The battery is expected to be made in house and have a 1 million mile lifespan. One of the biggest worries prospective electric vehicle buyers have is about replacing the battery. If you buy an EV and the battery needs to be replaced after 5-10 years, that will cost you more money than you save in gas for years. Hope is that Tesla can use the batteries after the car isn’t in use anymore because they will still have juice left.

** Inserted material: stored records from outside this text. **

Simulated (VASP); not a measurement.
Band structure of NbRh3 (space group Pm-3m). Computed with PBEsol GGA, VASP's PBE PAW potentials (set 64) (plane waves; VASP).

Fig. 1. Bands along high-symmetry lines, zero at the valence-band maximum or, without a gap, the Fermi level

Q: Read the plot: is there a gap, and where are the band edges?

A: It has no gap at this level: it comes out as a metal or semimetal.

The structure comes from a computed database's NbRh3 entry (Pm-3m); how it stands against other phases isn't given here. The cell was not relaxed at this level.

Electric cars still aren’t viable alternatives to internal combustion engines for most people because EVs are too expensive. Key is to lower the cost of the battery. Once EVs become cheaper, customers will go crazy over them because they require less maintenance and have instant torque. We don’t expect that threshold to be reached for another 3-5 years. But Tesla investors think battery day will help Tesla get there by next year or whenever the new tech is implemented.
Retail Traders Are All In
Besides Tesla, the big tech stocks did well. They rallied as if they were extremely overbought because people can’t fall out of love with these names. They have done well for years. Investors have been rewarded when they have bought the dip in the past 6 years. They aren’t going to stop until everyone is involved. Tesla and Apple’s splits might be a sign the euphoria is reaching a peak. Jim Cramer asked for more stocks to split to get retail traders involved which is illogical for a few reasons.
Firstly, retail traders looking to buy a few hundred dollars worth of stock won’t impact markets. Secondly, retail traders are already in the market. As you can see from the chart below, the lockdown and commission free trades caused an avalanche of trading from newbies. They already have access to fractional shares, so smaller share prices have little impact.
Tesla and Apple are already two of the most popular stocks among retail traders. If retail traders were limited by the high share price, these stocks wouldn’t be 2 of the most popular holdings on Robinhood.

It’s annoying when traders claim this market isn’t as euphoric as the late 1990s. That doesn’t matter. It’s crazy to bet on this market getting more euphoric. You’re betting on irrational behavior continuing. CNN fear and greed index is only at 75 which is extreme greed. However, it’s not the S&P 500 that’s in a bubble; it’s the tech stocks.
There was significant capitulation in the AAII investor sentiment survey. Remember, this survey has been showing more bears than bulls for a record period. There were 6.7% bulls this week as it went up 30% which is 8% below normal. There were 5.5% fewer bears as it fell to 42.1% which is 11.6% above average.
Bearishness is no longer extreme. Maybe if the market hits a record high, sentiment will get back to normal. S&P 500 is about 6 points below its record high. Those been saying that investors in this survey wouldn’t turn bullish unless stocks fell were wrong. They can’t take being wrong any longer. It might mark a top when there are more bulls than bears.
Big Tech Still High
CLOU cloud index was only up 0.6%. However, Apple and Microsoft led the market higher as they were up 3.3% and 2.9%. Amazon was up 2.7%. Volume in down stocks in the Nasdaq was more than half the total which never happened in a day where it rallied more than 2%.
Tmes where more than 40% of the volume was negative were all in 1999 and 2000 which is an eerie signal. There have been spooky signals like this for a couple months, but FANG hasn’t topped. Tech sector did the best as it was up 2.3%. All sectors rallied except the financials which fell 0.29%.
As you can see from the chart below, the financials are only 10.3% of the market which is about where they were at the bottom of the financial crisis. Energy is 2.8% which is about where it was at the tech bubble peak. Technology including Amazon is 30.7% of the market which is about at the peak in 1999. 10 year yield hit 68 basis points on Wednesday which was about 17 basis points higher than the bottom on the 4th.

Conclusion
This market is very haphazard. After pricing in an economic recovery, it reversed course and fled back to the tech stocks. After finally declining after a 7 day winning streak, it spiked. It missed the record closing high by just 6 points. Surely, it will hit a new record this month. Once it does, many more stubborn bears will capitulate.